Now we explicitly handle the corner cases and we’ve modified our contract to state we’ll throw in case of error conditions. You could argue our function is now more robust but I don’t think we did much to improve the quality or robustness of our code. In fact, I’d argue that join2 is a regression in quality over join1 since:

join2 almost doubled in length with none of the new code doing any real work; it’s just checking for error conditions.
Even worse, our extra code didn’t make our function any more robust to errors; we’ve just changed the exception that will be thrown.

It turns out join2 didn’t solve the real problem with join1: our contract is too open and we’re accepting any list when in reality, our function can’t work with any list. What if there were a way to narrow our contract to only accepting non-empty lists while having the compiler enforce this constraint at compile time?
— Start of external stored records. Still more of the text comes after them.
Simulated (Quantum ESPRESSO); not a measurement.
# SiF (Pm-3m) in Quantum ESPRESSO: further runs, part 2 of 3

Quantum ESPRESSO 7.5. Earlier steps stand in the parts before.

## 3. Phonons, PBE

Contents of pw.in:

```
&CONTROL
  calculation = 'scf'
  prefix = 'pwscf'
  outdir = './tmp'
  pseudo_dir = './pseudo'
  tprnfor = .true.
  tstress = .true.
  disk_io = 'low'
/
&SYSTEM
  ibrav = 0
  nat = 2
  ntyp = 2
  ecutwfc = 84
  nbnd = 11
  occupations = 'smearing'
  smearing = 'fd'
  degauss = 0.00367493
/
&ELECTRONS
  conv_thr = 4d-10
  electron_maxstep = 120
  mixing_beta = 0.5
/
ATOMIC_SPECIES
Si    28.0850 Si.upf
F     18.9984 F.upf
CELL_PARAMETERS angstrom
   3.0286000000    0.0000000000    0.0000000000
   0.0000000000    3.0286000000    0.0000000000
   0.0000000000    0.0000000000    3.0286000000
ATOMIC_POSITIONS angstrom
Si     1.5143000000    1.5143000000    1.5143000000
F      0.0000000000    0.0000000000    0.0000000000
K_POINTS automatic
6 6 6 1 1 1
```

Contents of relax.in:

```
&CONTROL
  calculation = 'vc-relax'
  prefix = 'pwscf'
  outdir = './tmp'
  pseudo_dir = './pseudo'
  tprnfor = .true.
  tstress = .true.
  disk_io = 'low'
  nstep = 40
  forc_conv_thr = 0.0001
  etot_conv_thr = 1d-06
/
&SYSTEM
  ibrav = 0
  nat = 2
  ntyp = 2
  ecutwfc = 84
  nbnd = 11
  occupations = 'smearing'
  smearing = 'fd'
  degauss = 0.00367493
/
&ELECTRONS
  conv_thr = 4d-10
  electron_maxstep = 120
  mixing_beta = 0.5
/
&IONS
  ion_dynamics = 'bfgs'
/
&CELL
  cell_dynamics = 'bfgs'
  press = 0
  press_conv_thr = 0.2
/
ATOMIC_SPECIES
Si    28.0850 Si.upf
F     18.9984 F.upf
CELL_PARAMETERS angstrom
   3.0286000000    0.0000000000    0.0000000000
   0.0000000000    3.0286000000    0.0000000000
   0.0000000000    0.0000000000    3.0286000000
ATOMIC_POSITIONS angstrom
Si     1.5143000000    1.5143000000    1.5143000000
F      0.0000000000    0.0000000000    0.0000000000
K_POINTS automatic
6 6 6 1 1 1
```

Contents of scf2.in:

Consider this implementation instead:

private String join3(NonEmptyList<String> strs, String joiner) {
    StringBuilder sb = new StringBuilder(strs.get(0));
    for (int i = 1; i < strs.size(); ++i) {
        sb.append(joiner).append(strs.get(i));
    }

    return sb.toString();
}

We’ll go over the implementation of NonEmptyList later but for now, assume it’s a list that maintains the invariant that it cannot be empty. With that in hand, our function is now safer, shorter, and every line of code is doing useful work. We’ve also made it clear that our list cannot be empty from the signature of the function itself instead of relying on documentation. Let’s run it against the same inputs as above.

String s1 = join3(NonEmptyList.of("abc", "def"), ","); // OK! s1 == "abc,def"
String s2 = join3(NonEmptyList.of("abc", "def"), "") // OK! s2 == "abcdef"
String s3 = join3(NonEmptyList.of("abc"), ","); // OK! s3 == "abc"

Looks good!

What if we did this?

String wontCompile = join3(List.of("foo"), ","); // compiler error!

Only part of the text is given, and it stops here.